Pugsley caught on quickly, and put the record on the player. He picked up the tonearm, and gently placed it on the record. It started to slide immediately across the face of the record, quickly, towards the center.
“It’s skating! Did you take the cover off of the needle?” The answer, of course, was no. Soon enough the needle cover was removed, and Pugsley had a fully functional stereo.
I even hear that the band Europe has a new record out – The Vinyl Countdown.
He took the turntable and amplifier into his room and connected them to a set of Sony® speakers old enough that the rubber around the speaker cones had cracked and deteriorated to a fine black powder. As I rubbed powder grains between my fingers, I thought that if the powder was hydrated it might reanimate into my ex-wife’s soul, and nobody wants that.
But those Sony® speakers were old: I think they once belonged to Pa Wilder. He gave them to me sometime after Sinatra passed on. It’s at Christmas that I reflect on what kind of a father Frank Sinatra was – if you were bad, no ice in your drink.
I followed Pugsley back and watched as he put an old 45rpm single of mine on the turntable. He gently set the tonearm down on the edge of the record. It hissed and popped – a sound I hadn’t heard in decades. Then this mighty classic of Western Civilization started playing:
Yes, that’s Eddie Murphy singing the “Norton” parts.
Pugsley looked at me, puzzled, as if waiting for some explanation for the audible abomination emanating from his Christmas present. Yes, A Night At The Opera was my brother’s record. But this fine Joe Piscopo song? Yeah. I spent actual cash money to buy it. I checked to see if maybe this was the B-side. Nope. On either side was the same song: The Honeymooner’s Rap. I had spent money, intentionally, to buy this song.
I was at a loss. How do you explain to a middle school kid that the song was a 34 year old parody of a television show that was cancelled 64 years ago? And, a television show (The Honeymooners) that I’d only seen one episode of, ever?
Nah, too much backstory. Plus I’m trying to get him to be wise with his money. I shut up.
Pugsley: “Dad . . . this song is so,” he paused, and I imagined him looking for an adjective that wouldn’t be offensive to me on Christmas Eve. “90’s,” he concluded.
John Wilder: “80’s.”
Pugsley: “Whatever.”
I left him to discover music written by obscure musicians who had long since developed careers in real estate or the food service industry. Oh, Steven Tyler, who now plays a lesbian aunt on the Big Bang Theory®. I think.

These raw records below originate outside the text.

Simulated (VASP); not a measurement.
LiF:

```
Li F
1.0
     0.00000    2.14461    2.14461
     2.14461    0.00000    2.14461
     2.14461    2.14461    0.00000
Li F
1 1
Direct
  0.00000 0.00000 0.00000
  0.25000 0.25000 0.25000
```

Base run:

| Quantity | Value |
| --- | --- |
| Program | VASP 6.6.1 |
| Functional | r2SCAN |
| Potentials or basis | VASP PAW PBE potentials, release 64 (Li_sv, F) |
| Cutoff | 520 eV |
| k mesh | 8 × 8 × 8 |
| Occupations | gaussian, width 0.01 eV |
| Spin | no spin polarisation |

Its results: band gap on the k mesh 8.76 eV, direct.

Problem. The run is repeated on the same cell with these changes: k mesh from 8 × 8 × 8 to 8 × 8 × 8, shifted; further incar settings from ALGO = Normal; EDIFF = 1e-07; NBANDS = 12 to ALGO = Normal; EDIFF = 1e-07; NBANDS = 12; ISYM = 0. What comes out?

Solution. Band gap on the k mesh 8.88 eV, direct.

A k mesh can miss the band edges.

Well, at least Aerosmith® taught me how to cook Chinese food. I can now wok this way.
Christmas 2020 is decidedly anti-frenetic. Yes, Pugsley was attempting to get everyone into the room earlier in the day on Christmas Eve so we could open presents, but he was calm about it – not uncontrollably shaking like a Chihuahua on a chalupa.
The rule is that the youngest Wilder distribute the presents from under the tree. Pugsley did so. It’s also been the rule that the youngest Wilder gets to open presents first. Not this year. “Okay, Dad, you go first,” ordered Pugsley.
I did.
It wasn’t exactly a surprise when I opened a box filled with roasted coffee beans from Alaska that The Mrs. ordered from Alaska. For whatever reason, my favorite coffee is still Musher’s Blend© from the North Pole Coffee Company™ in Fairbanks, Alaska (LINK). I have two pounds, thanks to The Mrs. I had, of course, known this before I asked The Boy to wrap the box. Disclosure: I get no money from them. Just coffee. And then just when I pay for it. (Guys at North Pole Coffee: I’m completely willing to take free coffee. I have ethics, but, you know, this is coffee.)
So, no real surprises.
They did a brain scan of her: “Coffee. Coffee. Coffeecoffeecoffeecoffeecoffee. Coffee.”
Christmas day will be calm, too. We’ll have turkey, mashed potatoes, and gravy. I’m pretty sure that we don’t have any plans at all. Not having little ones, we’ll get up when we get up, check the news, have some coffee, and turn the oven on to cook the turkey. The Mrs. already made George Washington’s egg nog (Washington: Musk, Patton, and Jack Daniels all Rolled into . . . the ONE), so I don’t even have anything to complain about.
Where’s the Christmas wine? I’m not getting up anytime soon.
Merry Christmas, one and all!
*Yes. My brother and I have the same first name, for reals. As we were born seven years apart, my parents had apparently forgotten they had another child when I arrived eleven years later, so I stole his name. That’s okay. I also managed to ruin several of his dates, end one of his relationships, wreck his car, and throw up on his school clothes one night. So I guess that makes us even.